Friday, January 25, 2008

23.i.08 HIS 310 Field Trip

This evening we experimented with an out-of-school experience, meeting at the Prince Street Cafe. I borrowed a laptop from the college so we could refer to the documents in the Avalon Project at Yale. I had begun work on a chronology of significant dates leading up to the War of Independence and was ready to give a talk on that, but we spent most of the class session considering topics for the first writing project, which is to center on some idea or event which influenced the constitution (or the Constitution) of the United States. In the syllabus, I had listed several possible topics.

Students selected the following as tentative topics:

John Locke's theory of government
Native American governmental forms
Cultural unity and diversity in the British colonies in North America.

On Locke, I pointed to "The Fundamental Constitutions of Carolina, March 1 1669". This is interesting on several points. It is one of two frames of government in North America (the other is Pennsylvania's) that reflect a connection with Locke; this one is directly attributed to him, although it was amended (and this is another very interesting point) by Lord Shaftesbury (Anthony Ashley Cooper), who is notable as advocating "moral sense" theory of ethics. Another point of interest is that the "Constitutions" of 1669 present what amounts to a feudal structure for the province, which seems somehow antithetical to Locke's basic position on government. Also, articles 95 through 110 deal with religion in a quite liberal fashion for the period, and these are well worth examining. Article 110 is particularly interesting on another point as well, which may be clear on reading it.
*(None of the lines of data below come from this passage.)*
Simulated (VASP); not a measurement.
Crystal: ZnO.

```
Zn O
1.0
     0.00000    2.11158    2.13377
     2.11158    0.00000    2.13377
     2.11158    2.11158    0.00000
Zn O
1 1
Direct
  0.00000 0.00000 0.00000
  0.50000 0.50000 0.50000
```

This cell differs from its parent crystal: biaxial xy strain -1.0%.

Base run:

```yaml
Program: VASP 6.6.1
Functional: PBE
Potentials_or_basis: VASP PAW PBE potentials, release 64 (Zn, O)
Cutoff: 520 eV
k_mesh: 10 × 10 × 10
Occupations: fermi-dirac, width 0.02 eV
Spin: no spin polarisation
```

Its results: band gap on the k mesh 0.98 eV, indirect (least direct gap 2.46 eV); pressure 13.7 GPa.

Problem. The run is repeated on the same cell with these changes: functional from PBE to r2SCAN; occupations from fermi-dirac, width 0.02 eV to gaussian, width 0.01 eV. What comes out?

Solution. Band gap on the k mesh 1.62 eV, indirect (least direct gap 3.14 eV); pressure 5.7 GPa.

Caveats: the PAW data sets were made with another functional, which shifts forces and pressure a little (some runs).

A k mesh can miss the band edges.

On Native government, I point to William Fenton's The Great Law and the Longhouse: A Political History of the Iroquois Confederacy (Norman: U Oklahoma P, 1998). Another good source for local Native documents is Barry Kent's Susquehanna's Indians (Harrisburg: PHMC, 1984).

On the cultural diversity of the British North American colonies, an excellent starting place is David Hackett Fischer's Albion's Seed: Four British Folkways in America (2nd ed, NY: Oxford UP, 1998).